Exod 21 notes

 

וְכִי־יִמְכֹּר אִישׁ אֶת־בִּתֹּו לְאָמָה לֹא תֵצֵא כְּצֵאת הָעֲבָדִים   21:7

Exod. 21:7  “And when a man will sell his daughter for a maidservant, she shall not go out as the menservants.”

Well, here we have another apparent instance of female prejudice.  Why should a woman who was bought not go free after serving six years like the man?  And if the commentators are right about the man in question here (v. 21:2), that he is a convicted thief, why is he to be treated more humanely than an innocent woman?  It makes no sense from any angle.  A man who would sell his daughter as a slave forever would have to be pretty desperate and destitute, and he might also not have been able to marry her off and had to rid himself of her hungry mouth.  But would she not be able to work for him and thus earn her keep?  Suppose he was too poor and had to sell her for the money.  Why would he not also have sold himself, even his family?  After all, then they all would have been free after six years and they could start over.  So why does the Lord demand this ordinance of us at all?  What possible reason might there be for keeping the woman a slave?  To protect her?  But if so, she loses that protection in v. 21:11.

One fairly common answer to this last question, which is usually heard from the apologists, is that we are offended by this ordinance because our modern values and mores are different from those in biblical times.  In those days, the ordinance made sense.  Well, I can appreciate that point of view, but I have to question it for the following reason:  Are we dealing here with mores and customs, or is it the eternal word of God?  Are we to think that God deliberately catered to the mores and customs of the people and times of the bible, or is this ordinance a perpetual one, suitable as well for our customs and moral values as for those of that earlier time?  Does not God foresee our evolving moral values and the resulting distaste and distrust inspired by such an ordinance in future generations? 

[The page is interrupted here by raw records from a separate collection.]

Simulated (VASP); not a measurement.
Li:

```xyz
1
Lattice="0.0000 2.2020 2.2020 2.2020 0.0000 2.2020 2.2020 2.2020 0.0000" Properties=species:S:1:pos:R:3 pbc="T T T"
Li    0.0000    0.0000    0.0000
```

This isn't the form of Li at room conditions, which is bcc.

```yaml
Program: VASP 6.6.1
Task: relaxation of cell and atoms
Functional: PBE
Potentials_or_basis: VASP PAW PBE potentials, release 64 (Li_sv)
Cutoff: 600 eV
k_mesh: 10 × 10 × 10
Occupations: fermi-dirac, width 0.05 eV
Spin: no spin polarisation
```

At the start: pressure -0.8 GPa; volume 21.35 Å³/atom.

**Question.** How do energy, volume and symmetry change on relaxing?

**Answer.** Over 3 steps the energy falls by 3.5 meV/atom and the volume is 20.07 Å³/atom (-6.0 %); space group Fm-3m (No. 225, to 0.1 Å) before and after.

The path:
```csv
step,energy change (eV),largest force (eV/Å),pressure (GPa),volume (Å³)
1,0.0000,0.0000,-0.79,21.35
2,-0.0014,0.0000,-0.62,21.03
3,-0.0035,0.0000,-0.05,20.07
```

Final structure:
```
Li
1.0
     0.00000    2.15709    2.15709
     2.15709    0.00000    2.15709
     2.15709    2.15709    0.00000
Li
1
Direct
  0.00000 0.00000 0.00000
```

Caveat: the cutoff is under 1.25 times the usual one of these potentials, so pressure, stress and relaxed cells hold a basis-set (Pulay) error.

Another answer to this perplexing question, that of the commentators, is that the woman is a pre-puberty girl destined to eventually become the buyer’s wife or that of his son.  And if she was not taken by either of them, she would indeed go free in the jubilee year.  The problem I have with this answer is based on the phrase “she shall not go out as the menservants.”  If the menservants mentioned here are those personified in v. 21:2, they are required to be let free after six years.  If they are menservants in a more general sense, then they must be released in the jubilee year, as we will learn later.  In either case, they are all released to freedom.  But no such provision is made for the woman in this verse or any other verse.

Now, from a totally different perspective, is it possible that this ordinance and others like it are tests for us?  Is this ordinance a lesson to stretch our faith and the faith of all generations?  Is its intention to humble us?  I wish I knew the answer.  But my logical instinct (is there such a thing?) moves me to discount this statute, suspecting that it was added or distorted by an overzealous scribe, whether Moses or another to whom Moses dictated this.